Aphrohead Resurrection
Felix "da Housecat" Stallings resurrects the iconic '90s pseudonym for a set of chugging house and techno.
A recent poll of millennial-generation electronic-music consumers reveals that for many of them, Felix da Housecat is most known for his electroclash-era work, notably the scene-defining Kittenz and Thee Glitz album. Admittedly, this was a somewhat unscientific survey—we basically asked a few friends—but it still points to a problem for the man born Felix Stallings Jr.: When you make something as iconic as Kittenz and Thee Glitz and songs like “Silver Screen Shower Scene” and “Madame Hollywood,” it can be difficult for fans to think of you as being capable of doing anything else. Admittedly, Stalling’s version of electroclash was a bit more thoughtful than that of, say, A.R.E. Weapons or Avenue D (though we’ll admit a soft spot for the latter’s “Do I Look Like a Slut?”). But the Windy City native has a reach that extends far beyond the surface-sheen charisma of his early ’00s material; some of his ’90s house and techno releases, in particular, were inspired and inspiring. His 12-inch output under various names on such seminal labels as Strictly Rhythm and Djax-Up-Beats; albums like 1995’s Metropolis Present Day? Thee Album, a sublime, contemplative long-player that, for many, stands alongside Larry Heard‘s most emotive music of the same era; and not least, his rough and raw, technoid output under the Aphrohead moniker—these all demonstrated that Stallings, as much as anyone, understands the power and potential of the 4/4 beat.
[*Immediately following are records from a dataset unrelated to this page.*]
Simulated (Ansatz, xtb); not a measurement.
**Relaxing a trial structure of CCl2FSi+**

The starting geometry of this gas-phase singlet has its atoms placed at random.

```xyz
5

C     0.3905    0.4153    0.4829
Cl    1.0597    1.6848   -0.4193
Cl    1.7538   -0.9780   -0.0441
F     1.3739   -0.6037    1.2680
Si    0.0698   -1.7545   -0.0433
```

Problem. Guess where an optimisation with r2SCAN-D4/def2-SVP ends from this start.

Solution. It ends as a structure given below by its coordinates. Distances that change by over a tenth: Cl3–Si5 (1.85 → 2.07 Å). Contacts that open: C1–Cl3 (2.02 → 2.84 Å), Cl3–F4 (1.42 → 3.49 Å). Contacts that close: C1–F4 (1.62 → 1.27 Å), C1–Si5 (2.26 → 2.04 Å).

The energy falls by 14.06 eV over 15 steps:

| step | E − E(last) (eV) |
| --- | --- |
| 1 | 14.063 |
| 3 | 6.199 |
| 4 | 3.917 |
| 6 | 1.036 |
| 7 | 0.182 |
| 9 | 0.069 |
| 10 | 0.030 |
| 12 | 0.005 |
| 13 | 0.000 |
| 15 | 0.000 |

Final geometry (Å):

After a decade and a half of dormancy, the Aphrohead name was brought back for last year’s “Grown Man Cry“; released on Crosstown Rebels, the track was a straight-up, no-messin’-around techno charger, one which bode well for a promised Aphrohead album. And now we have it: the aptly named Resurrection, also put out through Crosstown, has just hit the shops. To call it a “return to form” isn’t quite right—you won’t get that shock-of-the-new buzz that older clubbers felt when the early Aphrohead tracks were first played in the clubs, and Stallings has never really slowed down anyway—but still, Resurrection shows that he still knows his way around a gritty rhythm. As you might expect, it’s an album brimming with the spirit of house’s early days—but it’s imbued with that spark, that special frisson—that pizzazz—that Stallings brings to most everything he touches.
Stallings’s called the music on Resurrection “train music,” and that pretty much nails it; most of these tracks come rattling down the rails with a chugga-chugging vibe that, at least for four-to-the-floor fans, will be immensely appealing. The album leads off with “KlymaXXX,” a song that with its new-wavy, vaguely Euro melodic sense feels like a toughened-up version of his early ’00s output. It’s a fine tune, but things really get rolling with the next cut, “Come to Me” —with its ascending bassline, eerie spoken vocals and lo-fi sound, it could pass for a lost Nu Groove classic. The distorted kick, rat-a-tat snare and bare-bones minimalism of “Let’s Prance” would kill over a big sound system (the Radio Slave & Thomas Gandey remix already has, at pretty much every big festival we’ve been to over the past few months); the equally stripped-down but marginally weirder “Elevator (I’ll Take The Stairs)” is a industrial-age theme song of sorts, all clattering percussion and angular synth lines; and “Medusa,” not to mention pretty much the entire last third of the album, is forceful, burly, relentless techno. Resurrection may not be as seminal as Stallings’s early work (what could be?), nor will it prove as iconic as Kittenz and Thee Glitz—it’s a stellar set of sturdy, pure club music, nothing more and nothing less. But Aphrohead is back—and for that, we’re thankful.